Time Regained
M O V I E   R E V I E W   B Y   D A V I D   N G

Catherine Deneuve in Time Regained
Time Regained reenacts the memories of a single individual. Depending on your familiarity with that individual, you will either be enraptured or confused by the random associations that link his memories together into a structureless reverie. The individual is the French writer Marcel Proust. Director Raul Ruiz has fashioned a movie out of pieces of Proust’s life (based on his memoir Remembrance of Things Past), but for some reason, has decided to remove Proust from the center of his own story. The result is a filmed memoir without a perspective. Ruiz’s style alternates unreliably between pure subjectivity and agonizing realism, so it’s seldom clear how far into Proust’s mind he has taken us. Unless you are a Proust scholar and can instantly recognize a scene from his life, you will tire quickly of Time Regained’s uneven storytelling and cease to care about its absent hero.

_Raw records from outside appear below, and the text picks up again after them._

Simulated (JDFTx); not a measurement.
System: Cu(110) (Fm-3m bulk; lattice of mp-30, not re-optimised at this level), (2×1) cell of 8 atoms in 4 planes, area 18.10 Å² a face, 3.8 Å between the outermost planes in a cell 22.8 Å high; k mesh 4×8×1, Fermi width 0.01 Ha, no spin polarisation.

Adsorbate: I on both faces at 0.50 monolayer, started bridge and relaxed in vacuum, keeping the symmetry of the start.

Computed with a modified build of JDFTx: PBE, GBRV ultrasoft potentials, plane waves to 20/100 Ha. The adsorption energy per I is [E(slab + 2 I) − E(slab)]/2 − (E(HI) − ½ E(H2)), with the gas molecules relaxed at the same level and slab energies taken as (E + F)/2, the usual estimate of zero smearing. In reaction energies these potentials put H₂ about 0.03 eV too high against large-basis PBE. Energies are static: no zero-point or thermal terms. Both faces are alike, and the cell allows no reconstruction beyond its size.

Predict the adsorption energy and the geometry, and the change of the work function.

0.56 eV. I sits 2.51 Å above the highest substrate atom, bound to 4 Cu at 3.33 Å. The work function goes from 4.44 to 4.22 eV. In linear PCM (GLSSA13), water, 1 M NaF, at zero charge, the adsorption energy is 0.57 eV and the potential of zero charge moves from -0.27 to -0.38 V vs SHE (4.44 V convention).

The screenplay, by Gilles Taurand and Ruiz, focuses on Proust’s adulthood and his friendship with a clique of ultra-wealthy nobles whose entire existence seems comprised of sipping champagne. The nobles are played with vigor by Catherine Deneuve, Pascal Gregory, Emmanuelle Beart, Vincent Perez, Christian Vadim, and a French speaking John Malkovich. Starting on Proust’s deathbed, we are introduced to all of his friends through extended flashbacks, but their interlocking relationships don’t become clear until the end, if ever. There are many intimate scenes between people whose names we don’t know or, in some cases, whom we’ve never seen before. Ruiz extends these scenes for long stretches until we can’t help but question their purpose. And in many of these scenes, Proust is completely absent. Is he imagining these conversations? Or is the director imagining them for him? The screenplay doesn’t seem to know, or care, and casts us adrift somewhere between Proust’s memories and the director’s interpretation of them.

As Proust, French actor Andre Engel fails to show signs of life or imagination. He looks the part well enough, complete with droopy eyes and an Hercule Poirot mustache. But he rarely speaks, and he moves his facial muscles even less frequently. Did the filmmakers intentionally make their hero opaque? Perhaps they are more interested in his many friends who are constantly allowed to upstage him. Even the sumptuous set decoration and costumes have more screen time. Proust disappears into the background before we ever learn who he is.

Time Regained is much more successful at exploring how memories interconnect. They messily lead into each other, Ruiz suggests, overlapping each other until people, places and time are no longer distinguishable. He will often interrupt one memory with another memory, the inner memory being invoked by a familiar noise or face. Sometimes, the interrupting memory is itself interrupted, so that we feel like we are tunneling deep into Proust’s subconscious. During these sequences, Time Regained finds a new kind of freedom in which storytelling is not bound by logic or chronology. If Ruiz had sustained this level of abstraction for the movie’s duration, he would have created a masterful exploration of a mind in perpetual motion.

Ruiz’s camera is instrumental in telling Proust’s story. It doesn’t just record the memories; it acts as an interpreter of Proust’s hindsight attitudes and emotions. When he is an adolescent, the camera oscillates restlessly between faces, suggesting his uneasiness around his new friends. Or when he is conversing with his girlfriend Albertine, it moves steadily, with confidence and grace. Ruiz and his production designer have even constructed movable sets so that objects that are normally stationary, from tables and chairs to entire throngs of people, glide smoothly across the room. The overall effect is one of exaggerated movement. Proust’s mind is in a state of flux in which episodes and people are rearranging and redefining themselves.

When Ruiz stops shuttling between memories, Time Regained loses its tempo. The final 30 minutes takes place at an intimate party in which old friends float in and out of focus. But instead of using the party as a starting point to explore earlier memories, we stay in the same moment, forced to endure an endless parade of old world eccentricity. Claustrophobia soon sets in. Why has Ruiz rescinded our ability to move through time? Varying the frequency of the temporal shifts may have seemed like fun for the filmmakers, but it only compounds the viewer’s already heavy workload.

In terms of content, Time Regained strongly echoes Eternity and a Day, the Cannes award-winning epic by Theo Angelopoulos. Both movies delve into the memories of old men at the end of their lives. Both take enormous liberty with time, slowing it down or stopping it all together to elongate a fleeting emotion. But while Eternity and a Day knows who its subject is, Time Regained can’t decide. Proust’s memories don’t look or sound like they come from one person. They have been adulterated by filmmakers who’ve mixed too much of their own voices into their retelling, obscuring the identity of the movie’s true author. Ultimately, Time Regained is not about Proust or his circle of friends; it’s about the filmmakers themselves who’ve hijacked someone else’s life as a vehicle for their own dubious artistry.